Police chief's memo alleges antagonism

A trustee called both the police department and its chief excellent.
BOARDMAN -- Police Chief Jeffrey Patterson says two trustees are creating a hostile work environment in an attempt to make him resign, and if that fails, they'll construct circumstances to manufacture a cause to fire him.
Patterson, chief since late 2000, submitted a memorandum Friday to Curt B. Seditz, township administrator, titled "hostile work environment," that's included in the chief's personnel file.
Patterson's contract runs through Dec. 31.
He says trustees are "deliberately working to create a work environment so restrictive and hostile that I will resign rather than continue to work under those conditions."
The six-page memo refers to actions by Trustees Kathy Miller and Robyn Gallitto. It refers to Trustee Elaine Mancini as being present during some of the events.

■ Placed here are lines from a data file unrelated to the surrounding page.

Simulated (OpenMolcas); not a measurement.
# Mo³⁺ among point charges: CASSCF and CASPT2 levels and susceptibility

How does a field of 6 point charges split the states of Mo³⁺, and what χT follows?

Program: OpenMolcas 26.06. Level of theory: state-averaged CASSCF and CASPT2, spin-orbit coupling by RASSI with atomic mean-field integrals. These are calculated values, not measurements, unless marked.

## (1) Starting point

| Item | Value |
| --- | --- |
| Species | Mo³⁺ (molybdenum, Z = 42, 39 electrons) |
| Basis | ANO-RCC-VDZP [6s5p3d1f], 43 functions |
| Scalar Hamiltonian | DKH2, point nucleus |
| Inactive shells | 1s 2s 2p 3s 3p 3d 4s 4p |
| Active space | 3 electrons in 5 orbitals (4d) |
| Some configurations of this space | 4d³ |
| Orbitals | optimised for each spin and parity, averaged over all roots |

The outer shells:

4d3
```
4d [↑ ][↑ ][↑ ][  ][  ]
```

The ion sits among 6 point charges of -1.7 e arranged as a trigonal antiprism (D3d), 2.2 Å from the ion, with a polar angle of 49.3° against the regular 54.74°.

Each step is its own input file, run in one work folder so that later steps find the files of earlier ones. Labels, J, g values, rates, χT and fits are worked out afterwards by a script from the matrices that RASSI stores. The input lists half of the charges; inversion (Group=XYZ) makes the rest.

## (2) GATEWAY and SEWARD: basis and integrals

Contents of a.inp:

"In the 15 years that I've represented the township, I have never witnessed or experienced anything like what is going on," Mancini said. "We have an excellent police department and an excellent police chief."
She said she couldn't speak to what Gallitto and Miller are "trying to find out or trying to do."
"I can just assure the public that the police department and the police chief follow the highest standards and are of the highest caliber," Mancini said.
Gallitto said she asks questions to ensure accountability to taxpayers.
"It seems the hands-off management style of the previous boards is so different from the accountability we're asking for that some department heads are having a difficult time with the change," she added.
One matter
One occurrence Patterson's memo refers to is a March 3 executive session.
Miller showed him a couple pages of class notes he had e-mailed to himself in fall 2005 during his last semester of law school. The chief says he wrote the notes at home, e-mailed them to himself, and printed them at work to review over lunch.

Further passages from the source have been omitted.